Lord Stoneham: Why we need to look at new Garden Cities

Today Lord Stoneham of Droxford will use oral questions in the Chamber to ask the Government when it will publish a promised prospectus on establishing new Garden Cities. They need to be considered seriously as a way of tackling the housing shortage, he says

Lord Stoneham of Droxford
Lord Stoneham of Droxford

It is clear that housing must play a key role in Government policy if we are to build  a stronger economy in a fairer society.

After  several decades of  housing undersupply in the face of growing need and demand, the great danger for  the next 10 years  is another decade of house prices booming in the face of market shortages.

Well designed, sustainable housing  must be high on the Government’s agenda to help get the economy moving and to meet real social need.

The scale of the need is such that we will not be able to depend on small-scale infill or urban sprawl development. One of the great successes of social  policy after the second world war was the development of Garden Cities such as Letchworth, Stevenage and Welwyn. That is why Garden Cities should be looked at again.

In its Housing Strategy published in November 2011 the Government promised to publish a prospectus of what it expected from local authorities and developers and the contribution the Government could make to get some of these big new developments on the housing agenda.

Obviously these developments won’t happen overnight because  consultation and local support will be paramount. Their design and sustainability will be central too.
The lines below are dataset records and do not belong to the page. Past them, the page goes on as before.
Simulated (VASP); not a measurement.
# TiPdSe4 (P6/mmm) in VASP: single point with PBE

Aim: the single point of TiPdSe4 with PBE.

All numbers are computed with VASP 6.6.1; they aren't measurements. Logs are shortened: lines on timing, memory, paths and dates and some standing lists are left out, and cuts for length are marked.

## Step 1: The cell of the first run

But if Garden Cities are to be a realistic option which can make an impact within the next decade we are asking the Government  to publish their  prospectus  as soon as possible and certainly before the autumn, when it will be two years since they committed themselves to do so. That is why the question will be asked in the House of Lords today.

Publication should help to demonstrate that after several decades of neglect the Government is determined to make housing a central element of its plans for economic and social regeneration.